Today my first cousin and I had lunch during her work day. We can go years without seeing each other, so it’s special when we do get a chance to visit.
She is my mother’s sister’s oldest daughter, “the closest person to having a sister you’ll ever get,” my mother used to say, which is true. I’m one year older, and our memories align closser than memories she has with her younger siblings.
We sat in a cafeteria and reminisced about early teen age days at the drive-in movie in San Rafael. She remembers her scariest night and my scariest of my life, a triple bill of Vincent Price in “The Fall of the House of Usher, The Pit and the Pendulum” and one other terrifying film about a guy stuck inside a room, unable to escape his death. I was terrified and miserable after watching those three in a row, and forgot she’d been in the car with me the whole time. She saw them too, scared beyond tears. I have no memory of her being there that night, but she was.

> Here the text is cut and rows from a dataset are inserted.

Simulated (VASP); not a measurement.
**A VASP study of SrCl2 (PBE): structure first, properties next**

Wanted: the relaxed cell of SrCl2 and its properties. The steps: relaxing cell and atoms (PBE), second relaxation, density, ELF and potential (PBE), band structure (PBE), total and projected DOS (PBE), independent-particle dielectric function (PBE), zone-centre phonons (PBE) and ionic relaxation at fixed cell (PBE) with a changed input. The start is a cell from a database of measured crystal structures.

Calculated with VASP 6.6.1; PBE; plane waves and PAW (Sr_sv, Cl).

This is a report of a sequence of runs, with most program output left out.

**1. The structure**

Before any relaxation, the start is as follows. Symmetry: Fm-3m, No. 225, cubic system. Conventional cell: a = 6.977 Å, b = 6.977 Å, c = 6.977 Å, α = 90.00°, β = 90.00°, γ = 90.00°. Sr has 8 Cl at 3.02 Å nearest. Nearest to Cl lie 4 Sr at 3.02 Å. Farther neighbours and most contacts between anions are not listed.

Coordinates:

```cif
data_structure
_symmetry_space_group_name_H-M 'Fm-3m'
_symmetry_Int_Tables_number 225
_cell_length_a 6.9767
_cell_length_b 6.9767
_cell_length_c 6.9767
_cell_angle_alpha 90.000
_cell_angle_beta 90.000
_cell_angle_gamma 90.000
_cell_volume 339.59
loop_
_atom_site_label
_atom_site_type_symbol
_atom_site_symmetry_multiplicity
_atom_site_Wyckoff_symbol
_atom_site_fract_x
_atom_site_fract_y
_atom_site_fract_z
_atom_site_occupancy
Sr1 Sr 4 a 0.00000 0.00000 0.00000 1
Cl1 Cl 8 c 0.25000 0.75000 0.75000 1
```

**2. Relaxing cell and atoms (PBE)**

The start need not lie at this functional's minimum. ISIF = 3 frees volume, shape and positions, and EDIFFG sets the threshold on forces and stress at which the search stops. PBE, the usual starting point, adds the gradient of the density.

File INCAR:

We talked about a couple of other memories that we share, too. What’s particular about sharing early childhood memories with her is that she’s the only living person who has the same family ones, since my brother died so long ago. What a gift to share memories that far back.
Memories seem so real, yet my point of view can completely alter an experience. I can cut people out like they weren’t even there, which is what happened with the Price three flick night. All these years I thought I went to those films with a bunch of friends, but she was there along with my friends, absorbing the same terror. Neither of us do horror, so it was unforgettable for both of us.
I’m grateful we had the chance to talk about that today, and rekindle something that seems simple to others. For me was a treasure to still have her around.